This story about the Chinese art market, with its emphasis on China’s billionaires lost net worth and their abiding appetite for Western art, may be more significant for where it runs than what it says. The story was published by the the government’s China Daily. It seems to signal support for, and pride in, Mainland Chinese buyers making a splash at auction. The story goes into great detail on the losses sustained by top collectors but also how much wealth they retain. Then it closes by quoting New York collector Larry Warsh:
“The financial crisis in general works both ways. It’s not China specific. If you look at Dow drops in the last 10 or 15 years, the art market booms when the stock market is down. It creates a sense of insecurity and it creates a safe haven for commodities like gold and art. It also makes people need to sell quicker. Art is a great way to hold on to assets.”
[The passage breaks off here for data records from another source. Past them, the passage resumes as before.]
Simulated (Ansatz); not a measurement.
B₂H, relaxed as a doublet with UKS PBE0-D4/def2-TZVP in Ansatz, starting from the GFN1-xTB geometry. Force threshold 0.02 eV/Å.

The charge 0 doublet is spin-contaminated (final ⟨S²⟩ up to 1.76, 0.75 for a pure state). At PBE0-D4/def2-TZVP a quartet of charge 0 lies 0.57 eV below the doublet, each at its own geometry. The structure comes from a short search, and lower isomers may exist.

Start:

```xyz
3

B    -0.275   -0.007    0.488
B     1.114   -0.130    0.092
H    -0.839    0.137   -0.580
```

He rejects the idea that the country’s financial problems will cause the Chinese to flee the art market and cause it to crash just as the Japanese one did more than 25 years ago, when Japanese collectors smashed records at auctions and then exited the art market when their economy imploded. The art market is bigger than it was in 1990, he argues, and there is more money in a greater number of regions.
“Japan doesn’t have the scale of the Chinese art market, but there was a lot of bad buying in the 1980s. Wealth will support the Chinese art market, and there is enough wealth to support the art available. There is trophy buying in China but that doesn’t mean it’s not good buying or good collecting.”